MICHIGAN TAKINGS
Air Date: Week of July 11, 1997
Conflict persists between the White House and a group of young Republican governors over clean air and water, and the next presidential election in 2000. According to commentator Keith Schneider, the White House's new aggressiveness may be a turning point in the pitched struggle over environmental policy. Schneider is an environmental writer and executive director of the Michigan Land Use Institute in Benzonia.
Transcript
RUDOLPH: Here's a recipe. Take the question of protecting clean air and water. Add the politics of the upcoming Presidential election in the year 2000. What do you get? A battle over the environment between the White House and a group of young Republican governors. Recently, the White House is showing new aggressiveness in this struggle. And that may be a turning point in the debate over environmental policy. That's the view from commentator Keith Schneider in the battleground state of Michigan.
SCHNEIDER: Believing that business can regulate itself, Michigan's governor John Engler has transformed state government. Regulatory staffs have been slashed. A new law allows factories to inspect themselves. Developers are now freer than ever to subdivide open land. Lately, though, the governor's authority has come under challenge from an unexpected quarter: the Clinton Administration. Earlier this year, the EPA told the governor it is so concerned about the state's unwillingness to enforce environmental laws that the Agency may bring them under Federal control.

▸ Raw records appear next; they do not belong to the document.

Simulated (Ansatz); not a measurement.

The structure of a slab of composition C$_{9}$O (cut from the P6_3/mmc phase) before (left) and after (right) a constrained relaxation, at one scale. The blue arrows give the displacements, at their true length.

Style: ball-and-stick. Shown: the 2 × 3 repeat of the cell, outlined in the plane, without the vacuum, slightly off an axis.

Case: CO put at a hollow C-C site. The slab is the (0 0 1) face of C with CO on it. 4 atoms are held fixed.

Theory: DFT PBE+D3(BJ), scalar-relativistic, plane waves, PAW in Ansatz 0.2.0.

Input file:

This is no idle threat. In January the EPA took over Pennsylvania's clean water program after years of neglect by the state and its Republican Governor, Tom Ridge. The Administration also is battling with Governor George Allen in Virginia, and in Texas, Governor George Bush. The face-off over the environment resembles the contest of wills more than 30 years ago when Deep South states defied US civil rights laws and invited Federal intervention.
At the core of the dispute are competing visions of government. It is an article of faith within the Conservative wing of the Republican Party that government has no business in overseeing business. The Clinton Administration, in contrast, has come to take seriously the polls, and now more firmly believes environmental laws must be enforced. Given such deep ideological differences, it's not difficult to view the struggle between Washington and these governors as a prelude to the next Presidential election. Engler, Ridge, Allan, and Bush are all rising stars of their party.
Politically, the momentum now seems to lie with the White House. Vice President Al Gore framed the environmental message that helped President Clinton win 2 terms, and clearly will use the issue to advance his own run for the Presidency. In contrast, Republicans who try to dismember environmental protections in the last Congress were hurt at the polls. Now there is evidence that the public's revulsion is spreading to state leaders. In May, a survey in Michigan found that half of those polled viewed Mr. Engler's environmental record negatively, a sharp reversal from a year ago. Voters in Michigan are sending an unmistakable message. Governor Engler has misjudged their concern about the environment, and it may cost him a third term in office. If that occurs, the state's long and dismal period of neglect for natural resources will have come to an end.
Given Mr. Engler's standing in the national Republican party, the same may be true for the nation.
RUDOLPH: Commentator Keith Schneider is an environmental writer and executive director of the Michigan Land Use Institute in Benzonia.